Plot/Idea: Everything's Better With You is a pleasant mix of classic romance tropes and unique challenges for the story's gay couple, Leslie and Joe. There are sections of the novel that feel unnecessarily drawn out, and the drama between the couple comes across as manufactured at times.
Prose: The prose is clear and engaging, compelling the reader forward even when the plot slows down.
Originality: Everything's Better With You is a heartwarming, original queer love story. Readers will appreciate the diverse characters and the ways in which domestic violence, trauma, and heteronormative masculinity are addressed (and in a way that does not feel triggering).

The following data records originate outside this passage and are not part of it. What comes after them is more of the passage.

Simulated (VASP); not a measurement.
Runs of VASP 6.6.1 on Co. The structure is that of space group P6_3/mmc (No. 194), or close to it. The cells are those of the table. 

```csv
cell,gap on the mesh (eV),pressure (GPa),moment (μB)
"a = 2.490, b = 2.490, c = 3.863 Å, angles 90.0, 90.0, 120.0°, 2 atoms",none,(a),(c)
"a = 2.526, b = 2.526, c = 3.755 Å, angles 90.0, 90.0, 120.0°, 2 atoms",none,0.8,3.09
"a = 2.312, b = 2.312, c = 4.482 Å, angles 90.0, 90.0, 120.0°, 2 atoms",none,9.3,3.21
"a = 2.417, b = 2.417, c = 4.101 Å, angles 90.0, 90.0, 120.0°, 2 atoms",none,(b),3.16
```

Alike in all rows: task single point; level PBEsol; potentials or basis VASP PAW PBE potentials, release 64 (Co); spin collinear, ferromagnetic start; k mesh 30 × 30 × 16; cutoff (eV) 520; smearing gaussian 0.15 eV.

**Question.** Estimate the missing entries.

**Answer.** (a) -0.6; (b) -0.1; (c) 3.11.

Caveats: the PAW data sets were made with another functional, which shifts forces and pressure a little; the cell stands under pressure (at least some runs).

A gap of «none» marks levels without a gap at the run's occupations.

Character/Execution: This novel has a large cast of characters that add levity and interest to the plot—the relationship between the Payton brothers is especially enjoyable. There are parts of the novel in which Leslie's character feels slightly stereotyped (the aging jock with reservations about being openly gay), and also moments in which his qualms about Joe and their relationship slow the plot, but the happy ending is well worth the wait.
Blurb: Everything's Better With You is a sweet and steamy queer love story that follows ex-NFL star Leslie and his long-time crush Joe, a professional dancer.
Date Submitted: May 02, 2023
Leslie and his brother Barry are revamping the athletics program at the college of their meet-cute, and want Joe there to coach cheer. Joe commits to a year of coaching, both to prove to himself that he’s more than just a dance star, and also to explore the love for Leslie that has always been bubbling under the surface of his life. The first few months are exhilarating, a budding competition between the two programs makes a perfect environment for playful banter and flirtation. However, as time wears on, Joe and Leslie must decide the life they want to build together and what each is willing to do to create it.
Merrill writes sexual tension and chemistry with irresistible charge, and the leads’ attraction and connection pulses on every page, building to satisfying scenes of intimacy and love. The prose is quick and witty, even as characters’ conflicts within the building of their relationship are believable and relatable, as Merrill takes seriously the difficult but common worries that thread together beautifully human lives. This strength only ties into others within Merrill’s writing, which is focused on the representation of queer joy in the romance genre. Gender disparities and prejudices are addressed with poise and wisdom.
Takeaway: Standout second-chance romance showcasing love, trust, and joy.
Comparable Titles: Casey McQuiston’s Red, White & Royal Blue, Liz Bowery’s Love, Hate & Clickbait.